Bond funds grow, stock funds shrink in 2011

Bond funds saw net inflows of $116 billion during 2011, while equity funds saw net outflows of $51 billion for the year, according to Strategic Insight.

Fund investors withdrew an estimated net $22 billion from stock and bond mutual funds in the US in December. Net outflows from long-term mutual funds were $3 billion in November. The numbers, provided by Strategic Insight, included open-end and closed-end mutual funds, excluding ETFs and funds underlying variable annuities.

 “Investor sentiment remains cautious,” said Avi Nachmany, SI’s director of research. “Although the S&P 500 rose 1% in December, fund shareholders are still suffering from volatility fatigue following the ups and downs of the second half of 2011. Portfolio rebalancing may result in reduced outflows from US equity funds in January, especially if the US stock market continues its 2012 rise.”
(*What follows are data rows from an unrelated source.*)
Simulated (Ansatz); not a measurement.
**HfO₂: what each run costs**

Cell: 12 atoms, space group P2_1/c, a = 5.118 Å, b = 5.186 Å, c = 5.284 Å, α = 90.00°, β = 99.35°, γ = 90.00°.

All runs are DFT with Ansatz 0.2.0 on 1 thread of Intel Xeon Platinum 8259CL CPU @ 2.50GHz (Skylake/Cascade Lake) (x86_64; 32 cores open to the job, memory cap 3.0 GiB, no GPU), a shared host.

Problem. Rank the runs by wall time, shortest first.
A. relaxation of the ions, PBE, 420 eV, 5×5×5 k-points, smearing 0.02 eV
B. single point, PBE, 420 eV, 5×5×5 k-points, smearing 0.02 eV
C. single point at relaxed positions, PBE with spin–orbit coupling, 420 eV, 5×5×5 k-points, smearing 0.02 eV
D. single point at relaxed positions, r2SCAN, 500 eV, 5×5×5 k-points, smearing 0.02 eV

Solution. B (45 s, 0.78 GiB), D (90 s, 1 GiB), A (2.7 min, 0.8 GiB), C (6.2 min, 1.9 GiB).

For the full-year 2011, long-term mutual funds saw net inflows of just $65 billion (excluding ETFs and VA funds), a dramatic drop from the net inflow of $247 billion in 2010. 

Equity funds

Looking solely at equity funds, net outflows from U.S. funds increased to $24 billion in December from $11 billion in November, while net outflows from international and global equity funds rose to $11 billion in December from $3 billion in November.

For all of 2011, domestic equity funds saw net outflows of $85 billion and international equity funds saw net inflows of $34 billion, for a net outflow of $51 billion from all long-term equity funds.

International equity funds were hurt by the Eurozone debt crisis and by U.S. dollar appreciation. The average international stock fund lost 12% last year, while the average US equity fund was about flat.

Utility funds, long/short funds and multi-alternative funds posted positive flows in December.  “While there is a lack of enthusiasm for US equity funds, investors continue to seek out solutions aimed at lessening portfolio volatility and reducing correlation,” Nachmany said.

Bond funds

Bond funds saw net inflows of $13 billion in December, including $8 billion to taxable bond funds and $5 billion to municipal bond funds. Investors continued to see bond funds as a refuge as well as an income source. 

Intermediate-term, high-yield and short-term municipal funds led the December bond fund flows. Muni bond funds have been enjoying a revival of demand as fears of widespread defaults have faded.

For the full year 2011, bond funds saw $116 billion in net inflows, where strong net inflows of $129 billion to taxable bond funds were slightly offset by net outflows of $13 billion from municipal bond funds.

Money market funds

December was the second consecutive month of positive net flows to money funds, with $39 billion in net inflows following November’s net inflows of $42 billion. For the full year 2011, money market funds saw aggregate net outflows of $135 billion due to near-zero yields.


In December, U.S. Exchange-Traded Funds (ETFs) experienced $16 billion in net inflows. Large-cap blend, large-cap growth and large-cap value ETFs led the way with combined net flows of $10.5 billion for the month. The biggest ETF, the SPDR S&P 500 ETF, saw $4.9 billion in net inflows in December. Precious metals ETFs saw net outflows in December.

For full-year 2011, ETFs (including ETNs) saw net inflows of $115 billion. That followed net inflows of $111 billion in 2010. It also marked the fifth consecutive year that US ETFs saw $100 billion or more in net inflows. At the end of 2011, US ETF assets stood at $1.06 trillion.